Reviews from Amazon

Noah Nathan

A must-read . . . A wealth of knowledge along with important items which need to be considered.

This is a very useful and informative guide. As a whistleblower attorney, author and CEO of a national office that confronts workplace bullying, harassment, retaliation and other issues associated with whistleblowing, I can say with authority that this book is beneficial.  . . . the author should be commended and thanked for producing this needed work. It is voluminous but valuable!

Nicole Sloane

Terrific read. I am a whistleblower and an attorney. Wish I would have read this before becoming a whistleblower.

Ashley Binetti

Excellent overview of whistleblower law by an expert in the field with 30+ years of experience. I particularly love the new international corruption toolkit! If you’re an attorney, a whistleblower, or someone just interested in learning more about this exciting area of law, I’d highly recommend picking up a copy.

Fiona14

The Whistleblower’s Handbook is a very useful guide for whistleblowers and helped me learn my rights and the various laws that apply to me. I especially liked the inclusion of the charts and graphs, which helped illustrate the impact of these laws.

T.M.Y.

Extremely helpful and easy to use resource for anybody who finds themselves in the difficult position of trying to bring the truth to light.

A Whistleblowers Perspective

By Jeffery A. Conklin

I am a Federal Employee Whistleblower,

I just purchased and read the book “The Whistleblowers Handbook” and I found it a remarkably practical guide that validated many of the conclusions that I have had to make in the (so far) two year process of seeking remedy to my retaliation. I wish I had had this two years ago when I started. It is detailed and technical enough to be useful in a practical way and written in such a way a to be understandable by non-attorneys.

I have had a Whistleblower Case pending as a federal employee over retaliation for the disclosure of laws, rules, and regulations to the agency Inspector General. I wish so much I had had this book when I initiated my complaint.

It was most discouraging (but unfortuantely accurate as I have come to understand it) to see Mr. Kohn describe the federal employees Whistleblower Protection Act as “…generally considered to be one of the weaker whistleblower laws…”

It was most encouraging to go thru Checklist 5 (Proof of Retaliation) and be able to check off most of the indicators their as relevent to my case. The six checklists by themselves are worth the price of the book for any Federal Whistleblower attemtping to advocate for themself Pro Se.

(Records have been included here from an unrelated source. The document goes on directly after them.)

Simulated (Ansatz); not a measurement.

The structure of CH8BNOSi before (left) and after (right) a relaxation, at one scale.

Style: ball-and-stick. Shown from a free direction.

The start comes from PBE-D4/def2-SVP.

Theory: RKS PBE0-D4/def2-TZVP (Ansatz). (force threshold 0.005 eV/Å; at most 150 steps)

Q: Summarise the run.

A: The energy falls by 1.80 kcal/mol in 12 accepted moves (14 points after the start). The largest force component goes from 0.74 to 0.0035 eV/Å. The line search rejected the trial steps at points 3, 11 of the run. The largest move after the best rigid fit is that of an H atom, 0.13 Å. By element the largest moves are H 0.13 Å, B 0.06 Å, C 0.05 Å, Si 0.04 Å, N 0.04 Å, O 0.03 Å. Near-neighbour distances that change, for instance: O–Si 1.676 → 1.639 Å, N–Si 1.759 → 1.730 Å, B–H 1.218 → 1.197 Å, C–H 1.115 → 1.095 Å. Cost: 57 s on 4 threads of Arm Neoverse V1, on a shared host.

This is a great and practical guide that I wish I had 2 years ago, but that I think will now assist greatly in focusing my activities and help me in understanind how to best advocate for my self as my case progresses.

 

Required reading in a corrupt corporate world

By frribciuc

In a world where corporate corruption runs rampant, and taxpayers are often left with enormous bills as a result, understanding and protection of ethical corporate whistleblowing should be an ever-more-important education and policy issue. This book goes some way in that direction, and one can only imagine its power once more Americans will understand its import.

As the title suggests, the book can serve as a policy manual as well as information necessary for any American who functions in a workplace and wants to both perform his/her civic duty, and PROTECT HIS/HER CAREER, OR MORE LIKELY, THEIR CHANCE TO PREVAIL IN COURT ONCE THEIR CAREER IS PREDICTABLY DAMAGED BY A FRAUDULENT EMPLOYER.

There are many good books about “what happens to whistleblowers” (the books by Glazer (older) and Alford (newer) probably lead the pack), highly visible cases (Glazer, as well as Scammell’s “Giant Killers”), what drives whistleblowers (Alford), etc). You can glean from some of those what was happening, what was raised by the fraudulent employer as tactics to discredit the whistleblower, and how some whistleblower cases came down. But in all of those such information is peripheral and indirect. “The Whistleblower’s Handbook” is the first book that addresses the most important and practical issue: equipping the whistleblowers with critical legal and procedural information to even the playing field against powerful and unscrupulous employers. There is no doubt in my mind that EVERY whistleblower and potential whistleblower out there will get a better outcome for their case by reading this book. If you can read it before the key actions in the whistleblowing process (raising the illegality issues internally or externally), the benefits will be even more dramatic, as you will understand that deliberation in those steps and assembling necessary documentation are key requirements to success.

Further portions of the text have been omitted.